A roller coaster, shown in Fig. 8-29 (h1 = 40 m, h2 = 16 m, h3 = 28 m), is pulled up to point A where it and its screaming occupants are released from rest. Assuming no friction, calculate the speed at points B, C, D

I got the equation mgh+.5v2=mgh=.5v^2 and i keep getting it wrong.



A 75 kg trampoline artist jumps vertically upward from the top of a platform with a speed of 3.5 m/s.

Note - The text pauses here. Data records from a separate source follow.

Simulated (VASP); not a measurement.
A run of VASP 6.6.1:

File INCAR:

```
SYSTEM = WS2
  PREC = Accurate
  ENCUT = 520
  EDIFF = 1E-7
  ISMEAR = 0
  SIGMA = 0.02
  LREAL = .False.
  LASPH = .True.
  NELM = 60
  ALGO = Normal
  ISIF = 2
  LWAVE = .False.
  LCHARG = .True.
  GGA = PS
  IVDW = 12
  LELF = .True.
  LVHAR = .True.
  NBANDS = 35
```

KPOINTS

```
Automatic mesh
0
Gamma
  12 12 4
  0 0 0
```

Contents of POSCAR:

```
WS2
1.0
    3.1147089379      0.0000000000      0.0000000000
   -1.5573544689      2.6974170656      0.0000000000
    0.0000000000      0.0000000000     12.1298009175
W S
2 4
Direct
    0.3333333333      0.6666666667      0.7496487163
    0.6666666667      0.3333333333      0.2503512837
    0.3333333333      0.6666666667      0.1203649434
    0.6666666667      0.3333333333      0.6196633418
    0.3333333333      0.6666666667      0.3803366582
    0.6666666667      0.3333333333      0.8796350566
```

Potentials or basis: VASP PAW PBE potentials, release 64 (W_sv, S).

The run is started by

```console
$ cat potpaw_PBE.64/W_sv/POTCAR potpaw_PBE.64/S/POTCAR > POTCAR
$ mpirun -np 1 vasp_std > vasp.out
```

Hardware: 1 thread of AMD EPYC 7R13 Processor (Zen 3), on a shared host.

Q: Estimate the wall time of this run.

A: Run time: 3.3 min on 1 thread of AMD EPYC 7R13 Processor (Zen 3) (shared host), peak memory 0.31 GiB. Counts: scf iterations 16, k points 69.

How fast is he going as he lands on the trampoline, 2 m below?
m/s

( If the trampoline behaves like a spring of spring constant 5.2 x 10^4 N/m, how far does he depress it?
m

Hi, as with your other problem it should be mgh=1/2*mv^2 but the h in question is the difference in heights between points A and B, B and C, and C and D.
I can't see the picture but suspect that A is 40m above B which is 16m below C which itself is 28m above D.
In this case by point B, 1/2*mv^2 = 40mg or v^2= 80g so v will be about 28m/s. If you apply the same process to the next stage of the ride you should notice a deceleration of 40% (due to going up 40% of initial drop) - and this must be ADDED to the inital speed (28ish) to get the speed at point C. Alternatively you can think of the first two sections of track as one larger section and do your mgh=1/2*mv^2 for the overall. This is probably the best way to check you figures so do it a section at a time and then do the whole thing.
If I have got the shape all wrong or if this is no help then try the Mechanics section of:

http://forum.physorg.com/index.php?showtopic=3761

The second part is again about the artist turning his initial kinetic energy into potential, and it then being turned back into kinetic during his downward motion.
Because the mass is a factor of both equations it can be ignored to begin with hence
gh = 1/2*v^2 so h = 12.25/2g or .6m ish up from initial point. Now you need to work out speed after (2m + answer a) drop.